Probing proton transport in solid oxide energy conversion and storage systems
As there are increasing demands on society to decarbonise power generation and transport, there is an increasing requirement to provide alternative sources of energy. Currently there are several competitive options, many of which however have intermittency issues and/or require coupling with storage technologies. One promising solution gathering commercial interest is the solid oxide cell, with the possibility of operation as i) a fuel cell to produce electricity, heat and hot water as a combined heat and power (CHP) solution, ii) as an electrolyser to produce hydrogen or synthesis gas (syngas; CO/H2) or iii) combining these as a reversible device, all operating in the 400-800oC temperature range.

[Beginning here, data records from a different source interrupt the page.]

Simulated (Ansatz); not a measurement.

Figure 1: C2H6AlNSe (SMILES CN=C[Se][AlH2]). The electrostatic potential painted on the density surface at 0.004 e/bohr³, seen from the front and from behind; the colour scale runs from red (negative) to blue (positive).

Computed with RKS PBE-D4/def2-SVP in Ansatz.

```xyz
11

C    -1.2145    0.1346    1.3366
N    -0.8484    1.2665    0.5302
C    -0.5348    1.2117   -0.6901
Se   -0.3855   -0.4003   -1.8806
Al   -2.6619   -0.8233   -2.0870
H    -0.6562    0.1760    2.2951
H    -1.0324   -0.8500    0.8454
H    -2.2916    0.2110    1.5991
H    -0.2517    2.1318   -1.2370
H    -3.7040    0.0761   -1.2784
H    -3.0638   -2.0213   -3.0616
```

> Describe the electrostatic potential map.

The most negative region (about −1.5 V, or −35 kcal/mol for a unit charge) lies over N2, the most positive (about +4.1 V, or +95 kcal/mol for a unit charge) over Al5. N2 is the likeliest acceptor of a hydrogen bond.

There are two main underpinning technologies: oxide ion conducting and proton conducting electrolytes. For the proton conducting systems, the presence of protons in the electrolyte is fundamental to operation whilst in the oxide ion conducting systems the role of protons is less clear. The incorporation and mobility of protons in oxides such as CeO2, ZrO2 and new phases such as NdBaInO4 and the Ba-Mo hexagonal perovskite-based electrolytes has been of interest, but unambiguously determining transport parameters has proven challenging. Direct measurement of proton diffusion through isotopic labelling is fraught with difficulties due to the low concentrations and background interferences in high vacuum systems. The intention of this work is to unambiguously determine if protons are present in the bulk of a range of oxide electrolytes over the technologically interesting temperature regimes, and if they are mobile.